Proof $\gcd(a,b) = \gcd(a, b +ax)$

Question

How can I prove
$$\gcd(a,b) = \gcd(a, b +ax)$$

Thanks.

Answer 1

Note that if $d\mid a$ and $d \mid b$, then clearly $d \mid (b+ax)$. On the other hand, if $d \mid a$ and $d \mid (b+ax)$, then we have $d\mid(b+ax+a(-x))$ by the same argument. Since $b + ax + a(-x) = b$, this is the same as saying $d\mid b$.

Therefore $a$ and $b$ have all the same divisors in common as $a$ and $b+ax$. Specifically, the largest one must be the same for both pairs.

Answer 2

Suppose that $\gcd(a,b)=c$. Then $c$ certainly divides $b+a \cdot x$, since c divides both $a$ and $b$. So $\gcd(a,b+a \cdot x) \ge \gcd(a,b)$.

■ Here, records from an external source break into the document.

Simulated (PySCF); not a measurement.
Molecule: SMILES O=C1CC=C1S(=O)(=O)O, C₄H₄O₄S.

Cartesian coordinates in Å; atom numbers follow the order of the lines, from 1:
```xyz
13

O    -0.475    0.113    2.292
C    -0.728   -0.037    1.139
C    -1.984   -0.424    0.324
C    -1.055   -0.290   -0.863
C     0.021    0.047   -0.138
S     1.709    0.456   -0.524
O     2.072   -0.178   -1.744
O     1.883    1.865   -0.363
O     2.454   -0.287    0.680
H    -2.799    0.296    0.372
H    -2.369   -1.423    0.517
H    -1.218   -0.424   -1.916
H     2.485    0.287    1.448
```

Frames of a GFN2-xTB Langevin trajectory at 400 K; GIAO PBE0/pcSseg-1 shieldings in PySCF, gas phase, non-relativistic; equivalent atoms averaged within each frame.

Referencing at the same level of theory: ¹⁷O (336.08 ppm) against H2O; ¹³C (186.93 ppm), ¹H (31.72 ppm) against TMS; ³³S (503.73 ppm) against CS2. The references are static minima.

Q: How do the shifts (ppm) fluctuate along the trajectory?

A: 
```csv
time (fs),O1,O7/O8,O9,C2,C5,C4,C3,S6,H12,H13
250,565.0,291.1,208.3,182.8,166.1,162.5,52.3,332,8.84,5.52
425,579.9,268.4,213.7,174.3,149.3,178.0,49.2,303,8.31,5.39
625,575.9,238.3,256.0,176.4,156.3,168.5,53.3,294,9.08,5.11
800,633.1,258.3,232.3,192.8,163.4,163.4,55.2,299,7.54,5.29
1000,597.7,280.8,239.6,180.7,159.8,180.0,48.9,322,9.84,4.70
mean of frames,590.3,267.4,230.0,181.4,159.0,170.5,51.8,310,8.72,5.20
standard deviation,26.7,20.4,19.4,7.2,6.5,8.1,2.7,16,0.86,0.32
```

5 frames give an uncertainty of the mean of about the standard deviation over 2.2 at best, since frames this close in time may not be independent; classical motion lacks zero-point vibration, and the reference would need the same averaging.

Now suppose $\gcd(a,b+a \cdot x)=d$. Then $d$ divides $a$, which means it divides $a*x$, so since it must divide $b+a*x$, it also has to divide $b$. Hence, $d$ divides both $a$ and $b$. So, $\gcd(a,b) \ge \gcd(a,b+a \cdot x)$.

From these two results, it follows that $\gcd(a,b)=\gcd(a,b+a \cdot x)$.